The housing crash of 2008 is now 10 years in the rearview mirror, but the danger of another crisis lurks despite assurances to the contrary.
We’ve been told that the housing bubble and collapse was about predatory lending and high-risk borrowers who were duped into loans that they couldn’t afford. The massive regulatory response to the subprime crisis meant that banks were no longer allowed to behave badly. So they have chosen to behave differently – and that’s not a good thing, Pamela says.
“The largest source of mortgage lending in the United States is now being done by non-banks – financial entities that offer unsecured personal lending, business loans, leveraged lending, and mortgage services, but do not hold a banking license,” she says.
“As a result, they’re not subject to standard banking oversight and can engage in risky lending.”
Where do they get the money to make these loans?
Wells Fargo coughed up $81 billion; Citigroup and Bank of America ponied up $30 billion each; and JP Morgan threw in another $28 billion.
“By funding these ‘shadow’ banks, the big financial players are still in the risky loan business,” Pamela says.

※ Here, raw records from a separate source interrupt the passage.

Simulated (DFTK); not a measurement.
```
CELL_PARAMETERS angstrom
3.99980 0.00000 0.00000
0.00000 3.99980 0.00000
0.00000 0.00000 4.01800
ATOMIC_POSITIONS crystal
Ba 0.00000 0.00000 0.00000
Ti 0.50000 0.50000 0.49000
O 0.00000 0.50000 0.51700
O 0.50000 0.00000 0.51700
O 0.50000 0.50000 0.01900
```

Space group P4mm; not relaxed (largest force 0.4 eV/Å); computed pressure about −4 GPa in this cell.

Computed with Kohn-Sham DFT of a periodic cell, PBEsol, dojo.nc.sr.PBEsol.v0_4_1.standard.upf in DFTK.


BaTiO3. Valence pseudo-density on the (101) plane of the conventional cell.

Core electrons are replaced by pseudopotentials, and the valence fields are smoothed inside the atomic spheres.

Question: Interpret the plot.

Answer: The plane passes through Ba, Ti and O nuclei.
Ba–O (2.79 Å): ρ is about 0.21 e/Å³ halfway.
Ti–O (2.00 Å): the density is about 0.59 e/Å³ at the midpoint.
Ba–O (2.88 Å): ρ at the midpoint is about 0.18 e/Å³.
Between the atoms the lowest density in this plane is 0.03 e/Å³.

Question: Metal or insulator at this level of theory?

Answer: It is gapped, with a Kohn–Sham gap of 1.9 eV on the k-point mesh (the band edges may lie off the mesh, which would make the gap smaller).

Pamela notes we should be worried about startling facts such as these:
Loans to non-bank financial firms increased six-fold from 2010-2017, hitting a record $345 billion.
Shadow lending is now “larger than the world economy and poses a risk to financial stability.”
An astonishing 6 out of 10 mortgage lenders in the U.S. are now shadow banks – many operating online and peddling subprime loans.
“It was precisely this type of non-transparent, under the radar, backdoor lending that led to the soaring foreclosures, cratering home values, failing banks and dwindling retirement accounts of a decade ago,” Pamela says.